Here's what I use on most rifles with serious recoil:
It is a Tally light weight one piece ring and mount combination. Look close and you will see they are basically rings that attach directly to your receiver. Tally is not the only maker of one piece set ups.
The benefit is a simplicity of mechanics. Fewer connections and parts to wiggle loose. The surface of the connections (rings to receiver, rings to scope) are very generous in area. The top half of the rings have enough clamping pressure to distort the scope tube so the zoom mechanics are jammed. I use Locktite red between the rings/receiver and rings/ bottom of scope saddle. I use Locktite blue on all screw threads and the top clamp of the rings. The ring/mounts are installed on the receiver first and then lapped into final alignment. The scope and rifle then sit in the safe for a week to cure the Locktite before first firing.
Ring lapping is a must. Don't install a scope without doing it. Every scope I own or install for friends are lapped in and Locktited. It guarantees the rings are straight and the clamp surfaces are 100% utilized for maximum friction and holding power. The scope body has almost no eccentric torque placed on it as a result of the rings being cinched down.
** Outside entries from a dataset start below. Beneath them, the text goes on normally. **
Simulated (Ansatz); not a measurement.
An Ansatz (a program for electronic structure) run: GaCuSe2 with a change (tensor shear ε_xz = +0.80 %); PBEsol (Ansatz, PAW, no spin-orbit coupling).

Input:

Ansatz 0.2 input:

This setup is on a Savage in 375 Ruger that has considerable recoil. I used the lapping and Locktite on a Ruger #3 in 45/70 in '76 and just recently had to reset the scope after decades of hunting and bench shooting 400gr Speers @ 2100fps and Sierra 300gr @ 2400fps. You don't know recoil until you fire that steel butt plated 6 1/2lb cannon. Yet the scope stayed put for almost 40 yrs. It held zero until it finally started slipping forward.
The scope does not remove but as most rifles don't have iron sights (not LR rifles for sure) this is no deficit.